Midnight launches are a special aspect of gaming culture. It’s a chance for fans to mingle, chat, and socialize as they wait for the doors to open. This is particularly beneficial for people that live outside major cities, who otherwise wouldn’t have the chance to go to conventions and meet like-minded followers.

“People entertain themselves and each other with stories, music, and chants,” Sam Prell, a games journalist at GamesRadar said in a 2015 story. “I still remember the line of patrons singing the Halo theme as we waited for Halo 2 - try to do that anywhere else, at any time other than a midnight launch.”

Fans of the game Halo 2 stand in line before midnight at the Toys 'R' Us store in Times Square November 8, 2004 in New York City.

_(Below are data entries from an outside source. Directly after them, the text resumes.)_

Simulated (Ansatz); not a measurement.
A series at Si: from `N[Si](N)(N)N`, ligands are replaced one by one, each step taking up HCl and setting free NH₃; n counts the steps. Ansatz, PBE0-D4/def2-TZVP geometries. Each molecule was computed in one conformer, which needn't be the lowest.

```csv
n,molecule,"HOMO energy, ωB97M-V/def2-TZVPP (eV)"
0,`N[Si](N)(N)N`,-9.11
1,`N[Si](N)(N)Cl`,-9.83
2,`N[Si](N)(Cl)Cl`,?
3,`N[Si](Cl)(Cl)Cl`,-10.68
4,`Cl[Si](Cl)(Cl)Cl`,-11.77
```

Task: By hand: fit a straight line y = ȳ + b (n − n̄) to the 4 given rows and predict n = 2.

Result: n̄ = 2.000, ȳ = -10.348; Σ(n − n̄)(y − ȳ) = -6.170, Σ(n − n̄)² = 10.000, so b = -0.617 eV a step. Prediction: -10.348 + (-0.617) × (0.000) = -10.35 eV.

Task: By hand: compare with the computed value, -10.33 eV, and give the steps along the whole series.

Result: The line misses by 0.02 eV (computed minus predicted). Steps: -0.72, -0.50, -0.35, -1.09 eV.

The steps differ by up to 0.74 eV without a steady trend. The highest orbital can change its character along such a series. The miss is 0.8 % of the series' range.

Getty Images / Chris Hondros

But Argos’s plan follows an ongoing trend in online retail to speed up deliveries and get products out faster. Amazon’s one-hour Prime delivery, which started earlier this year at $7.99 per order, was the latest step toward reducing brick-and-mortar’s advantage of handing a product over to a customer immediately. The demand is there for these super-quick sendouts: Amazon’s chief financial officer Brian Olsavsky described its new offering as “a service customers love.”

At 8 a.m. British Summer time on October 25, Argos’ Twitter account will release details of how customers can book one of the limited slots. These will only be offered to customers living within ticketing zones one to five on the London Underground tube map. Those that miss the chance will have the option of buying the console after launch with four-hour delivery priced at £3.95 ($5.22).